Baked Chocolate Cheesecake—Prototype 14:
It had been a while at this point since I initially made Prototype 13. Yogurt cheese would make its chocolate cheesecake debut with the 14th prototype. This recipe would also be, to the best of my knowledge, the very first one in my entire recipe scrapbook to be done outside of my home—with the only exceptions likely being some pancake recipes, at least the chocolate version, done a number of times over the past few years at my cousin Rachel's house in Vermont (as well as at my own place) and one of the Fluffernutter HiFi Buddy Bar prototypes, being prepared elsewhere in my hometown probably about 3 years ago. Not only would Prototype 14 of my chocolate cheesecakes be the very first item in my recipe scrapbook that I produced outside of New England—it would be prepared and served at my brother Eric's house in Tahoe—more specifically, in California! This was done at a cousins reunion held there in late August of 2012. To help make things easier, I skipped the crust—but I nearly doubled up on the batter. I also made modifications based upon some recent yogurt cheese efforts, such as with Prototype 8 of my plain cheesecakes and Prototype 16 of my eggnog ones.
Batter only:
4 tablespoons melted/softened butter
6 tablespoons cocoa powder
1 3/4 cups granulated sugar
1/2 cup all-purpose flour
1/2 teaspoon salt
32 ounces nonfat yogurt cheese
2 teaspoons vanilla
4 eggs

Pour into buttered 9-inch springform pan, place into hot bath and bake for the first 30 minutes at 325 degrees. Then lower temperature to 300 degrees and bake for 45 more minutes. Cool outside of oven and bath for about 1 1/4 hours, then refrigerate. For a nicer touch, place semi-sweet chocolate chips, flat-side-down, in a circle around the cheesecake's top surface at its outer edge shortly after removal from the oven (avoid burns—be careful not to touch the pan's hot sidewall while placing the chocolate chips).

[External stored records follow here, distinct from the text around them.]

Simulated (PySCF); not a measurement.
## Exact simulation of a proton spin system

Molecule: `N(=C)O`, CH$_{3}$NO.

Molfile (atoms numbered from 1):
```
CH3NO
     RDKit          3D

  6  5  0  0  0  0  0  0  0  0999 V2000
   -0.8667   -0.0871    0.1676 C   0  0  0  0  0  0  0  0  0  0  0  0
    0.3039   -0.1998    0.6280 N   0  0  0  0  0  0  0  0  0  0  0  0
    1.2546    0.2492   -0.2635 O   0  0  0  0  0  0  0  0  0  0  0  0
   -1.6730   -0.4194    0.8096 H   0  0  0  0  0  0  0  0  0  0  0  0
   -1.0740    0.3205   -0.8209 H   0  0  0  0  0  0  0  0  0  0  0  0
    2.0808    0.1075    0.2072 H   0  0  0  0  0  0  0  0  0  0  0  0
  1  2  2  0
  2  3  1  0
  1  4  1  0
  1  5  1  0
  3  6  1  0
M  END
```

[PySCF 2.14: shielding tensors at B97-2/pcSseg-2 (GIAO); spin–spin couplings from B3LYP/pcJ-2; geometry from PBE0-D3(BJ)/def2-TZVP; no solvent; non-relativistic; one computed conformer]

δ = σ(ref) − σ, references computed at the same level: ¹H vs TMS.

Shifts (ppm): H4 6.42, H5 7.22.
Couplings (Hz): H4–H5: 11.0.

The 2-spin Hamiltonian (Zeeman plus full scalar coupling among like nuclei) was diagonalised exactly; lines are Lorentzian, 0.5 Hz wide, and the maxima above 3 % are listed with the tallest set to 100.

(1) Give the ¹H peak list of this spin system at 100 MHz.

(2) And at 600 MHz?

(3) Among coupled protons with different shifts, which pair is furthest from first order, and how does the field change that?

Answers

Chocolate Cheesecake—Prototype 14

At first, I got the impression that this cheesecake had a very long way to go in its baking when I checked it at, from what I best recall, about 50 minutes. But at 75 minutes this one was nearly overflowing the 9" pan that Jean, Eric's wife, provided to me (my trusty, 9 1/2" Frieling—a gift from them and their daughters—was back home). I thought that the oven at the Tahoe house may have been using convection to speed up the baking. Anyway, I quickly took the cheesecake out. It was perhaps around this point that the idea of chocolate chips entered my mind. I found some Nestlé's Toll House semi-sweet chocolate chips lying around and was pleasantly surprised that they were "all-natural" (at least according the package's claim). So I put a "ring" of them on my cheesecake while it was still hot, and these chips sat nicely on the top surface.

While a number of guests at the reunion expressed appreciation for this prototype, I felt that the taste was rather somewhat too tart, at least for a chocolate cheesecake (I personally still liked it, but I—and probably the other guests—would have enjoyed it considerably more if the taste wasn't so tart).

Normally I used the Market Basket brand of yogurt back home, and this brand would strain so well that I would have to add back some whey to get the weight I wanted. But at Tahoe, I used a different brand whose name I could not remember (from what I best recall, it was organic—a bonus), and this seemed to strain relatively slowly. I started with 64 ounces (in the form of two 32-ounce containers) of plain, nonfat yogurt, allowed about 24 hours of straining time and ended up with considerably more than the 32 ounces of yogurt cheese that I was targeting. So I had some left over.

Perhaps if I allowed much more time (which I wasn't in a position to do), more whey would have drained out, and maybe the resulting cheese would have been a little less tart, but I wasn't sure. But I also reasoned that while tartness was good with certain cheesecake flavors such as plain, lemon, orange and other citrus varieties, perhaps I needed to ease up on it when dealing with flavors such as chocolate. Another thing that I considered was that this bought-in-California brand of yogurt was perhaps more tart than Market Basket's.

Anyway, having given thought to Lesa's friend Steve commenting about "lemon" tastes in my recent yogurt cheese prototypes made back at my home in Massachusetts—Market Basket yogurt usage and all—despite my not adding any lemon juice or other specifically-lemon ingredients to them, I contemplated a partial return to cottage cheese—such as a 50/50 blend of this cheese and yogurt cheese—for future cheesecakes.